The USD/CAD pair climbs to near 1.3550 in Tuesday’s North American session. The Loonie asset gains sharply as the Canadian Dollar (CAD) weakens amid uncertainty ahead of the Bank of Canada’s (BoC) monetary policy meeting, which will be announced on Wednesday.
Investors see the BoC reducing interest rates again by 25 basis points (bps) 4.25%. This would be the third straight interest rate cut in a row due to easing price pressures, economic slowdown, and downside risks to the labor market.
The US Dollar (USD) gives up its intraday gains with investors focusing on the United States (US) Nonfarm Payrolls (NFP) data for August, releasing on Friday, which will influence market speculation for Federal Reserve (Fed) interest rate cuts.

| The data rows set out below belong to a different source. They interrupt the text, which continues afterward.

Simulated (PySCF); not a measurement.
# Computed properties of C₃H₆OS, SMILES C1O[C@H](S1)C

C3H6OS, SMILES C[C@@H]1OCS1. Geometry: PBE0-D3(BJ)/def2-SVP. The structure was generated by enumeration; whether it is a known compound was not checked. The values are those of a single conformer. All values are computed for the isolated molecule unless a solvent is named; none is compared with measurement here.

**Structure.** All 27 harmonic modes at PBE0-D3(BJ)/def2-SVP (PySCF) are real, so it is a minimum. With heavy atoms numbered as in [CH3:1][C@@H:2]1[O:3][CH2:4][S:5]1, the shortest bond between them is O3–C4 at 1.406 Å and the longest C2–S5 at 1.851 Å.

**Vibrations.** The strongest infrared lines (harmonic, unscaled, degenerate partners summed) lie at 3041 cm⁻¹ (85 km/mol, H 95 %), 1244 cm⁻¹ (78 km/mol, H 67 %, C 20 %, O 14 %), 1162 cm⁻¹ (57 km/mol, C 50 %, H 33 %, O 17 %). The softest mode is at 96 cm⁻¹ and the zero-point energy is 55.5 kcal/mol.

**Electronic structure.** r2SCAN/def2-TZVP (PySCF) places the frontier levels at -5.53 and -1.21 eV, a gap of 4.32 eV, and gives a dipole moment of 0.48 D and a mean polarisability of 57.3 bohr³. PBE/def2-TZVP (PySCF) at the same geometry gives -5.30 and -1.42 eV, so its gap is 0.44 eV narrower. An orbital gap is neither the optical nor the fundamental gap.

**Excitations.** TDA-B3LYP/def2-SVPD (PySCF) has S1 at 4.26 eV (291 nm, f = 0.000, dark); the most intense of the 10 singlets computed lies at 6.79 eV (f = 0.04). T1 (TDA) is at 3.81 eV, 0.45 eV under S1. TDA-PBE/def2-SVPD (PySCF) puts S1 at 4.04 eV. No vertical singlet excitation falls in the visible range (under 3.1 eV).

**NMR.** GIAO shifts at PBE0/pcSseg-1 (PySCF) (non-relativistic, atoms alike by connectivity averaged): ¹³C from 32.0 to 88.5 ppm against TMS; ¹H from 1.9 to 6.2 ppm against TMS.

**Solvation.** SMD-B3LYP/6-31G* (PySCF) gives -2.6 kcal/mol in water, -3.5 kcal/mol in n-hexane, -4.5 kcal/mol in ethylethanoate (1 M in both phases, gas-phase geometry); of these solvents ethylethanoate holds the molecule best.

Meanwhile, the US ISM has reported weaker-than-expected Manufacturing PMI data for August. The report showed that activities contracted at a slower pace, with PMI coming in at 47.2, lower than estimates of 47.5 but higher than the former release of 46.8.
USD/CAD rebounds sharply after a V-shape recovery from a fresh five-month low of 1.3440 on a daily timeframe. The asset is expected to extend its recovery to near the horizontal resistance plotted from May 15 low of 1.3590, which used to be a key support for the US Dollar bulls.
The declining 20-day Exponential Moving Average (EMA) near 1.3590 suggests that the near-term trend is bearish. The 14-day Relative Strength Index (RSI) rebounds sharply after turning oversold near 22.50. The movement suggests that the bearish momentum has ended for now, however, the overall trend is still bearish.
Further pullback May 15 low of 1.3590 will likely be a selling opportunity for market participants, which would drag the asset towards April 5 low of 1.3540, followed by the psychological support of 1.3500.
On the flip side, an upside recovery above August 21 high of 1.3626 would drive the asset towards 19 August high of 1.3687 and August 15 high of 1.3738.
The key factors driving the Canadian Dollar (CAD) are the level of interest rates set by the Bank of Canada (BoC), the price of Oil, Canada’s largest export, the health of its economy, inflation and the Trade Balance, which is the difference between the value of Canada’s exports versus its imports. Other factors include market sentiment – whether investors are taking on more risky assets (risk-on) or seeking safe-havens (risk-off) – with risk-on being CAD-positive. As its largest trading partner, the health of the US economy is also a key factor influencing the Canadian Dollar.
The Bank of Canada (BoC) has a significant influence on the Canadian Dollar by setting the level of interest rates that banks can lend to one another. This influences the level of interest rates for everyone. The main goal of the BoC is to maintain inflation at 1-3% by adjusting interest rates up or down. Relatively higher interest rates tend to be positive for the CAD. The Bank of Canada can also use quantitative easing and tightening to influence credit conditions, with the former CAD-negative and the latter CAD-positive.
The price of Oil is a key factor impacting the value of the Canadian Dollar. Petroleum is Canada’s biggest export, so Oil price tends to have an immediate impact on the CAD value. Generally, if Oil price rises CAD also goes up, as aggregate demand for the currency increases. The opposite is the case if the price of Oil falls. Higher Oil prices also tend to result in a greater likelihood of a positive Trade Balance, which is also supportive of the CAD.
While inflation had always traditionally been thought of as a negative factor for a currency since it lowers the value of money, the opposite has actually been the case in modern times with the relaxation of cross-border capital controls. Higher inflation tends to lead central banks to put up interest rates which attracts more capital inflows from global investors seeking a lucrative place to keep their money. This increases demand for the local currency, which in Canada’s case is the Canadian Dollar.
Macroeconomic data releases gauge the health of the economy and can have an impact on the Canadian Dollar. Indicators such as GDP, Manufacturing and Services PMIs, employment, and consumer sentiment surveys can all influence the direction of the CAD. A strong economy is good for the Canadian Dollar. Not only does it attract more foreign investment but it may encourage the Bank of Canada to put up interest rates, leading to a stronger currency. If economic data is weak, however, the CAD is likely to fall.